Catherine of Aragon – 1509


Catherine of Aragon’s future with the British throne was sealed as a child. She would be the first of Henry VIII’s six wives.

Catherine of Aragon was the first of Henry VIII six wives. She was fortunate in that she was divorced and not beheaded

Her parents, King Ferdinand and Queen Isabella of Spain—the same couple who financed Columbus’ voyage to the New World—promised Catherine to Arthur, son of Henry VII of England.  Catherine was three and Arthur two.

Catherine of Aragon’s First and Second Marriages

Catherine married Arthur 13 years later, however Arthur died less than six months after their marriage.  Because Henry VII wanted to keep Catherine’s dowry, he arranged for her to marry Arthur’s brother, Henry.  As Henry was only 12, the couple didn’t marry until six years later, on this day in 1509.

Catherine had the misfortune to give birth to a series of sickly children, and only one child, Mary Tudor, survived.  Because of Henry’s obsession with having a male heir, he began to petition the Pope for an annulment, thus freeing him to re-marry.  At the time, Henry had his eye on Anne Boleyn, one of Catherine’s ladies-in-waiting.

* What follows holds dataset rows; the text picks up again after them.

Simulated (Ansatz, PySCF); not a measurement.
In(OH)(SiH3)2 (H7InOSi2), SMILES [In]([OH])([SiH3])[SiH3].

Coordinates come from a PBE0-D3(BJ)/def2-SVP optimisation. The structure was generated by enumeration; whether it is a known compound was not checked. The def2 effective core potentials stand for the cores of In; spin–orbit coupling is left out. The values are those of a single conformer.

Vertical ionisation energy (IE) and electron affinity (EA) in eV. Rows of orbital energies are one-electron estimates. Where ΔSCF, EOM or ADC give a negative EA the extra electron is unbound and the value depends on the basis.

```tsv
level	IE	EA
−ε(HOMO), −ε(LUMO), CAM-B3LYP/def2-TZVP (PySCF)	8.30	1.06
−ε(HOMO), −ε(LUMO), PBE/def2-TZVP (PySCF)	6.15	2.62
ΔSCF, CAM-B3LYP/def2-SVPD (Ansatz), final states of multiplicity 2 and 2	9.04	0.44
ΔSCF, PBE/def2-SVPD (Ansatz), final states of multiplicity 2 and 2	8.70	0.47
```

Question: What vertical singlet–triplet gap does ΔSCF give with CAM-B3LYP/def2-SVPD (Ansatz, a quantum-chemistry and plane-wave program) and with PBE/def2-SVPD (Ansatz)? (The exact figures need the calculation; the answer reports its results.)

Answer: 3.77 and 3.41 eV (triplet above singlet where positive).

Upon learning of Henry’s plans, Catherine began her own campaign, appealing directly to the Pope who she felt would listen to her plea as he had recently been released as a military prisoner by her uncle, Charles V.  However, when  Anne Boleyn became pregnant, Henry acted by rejecting the power of the Pope in England and having the Archbishop of Canterbury grant his annulment.

Catherine left the court, leaving Henry free to marry the second of his six wives.  Their daughter, Mary, eventually became Queen of England.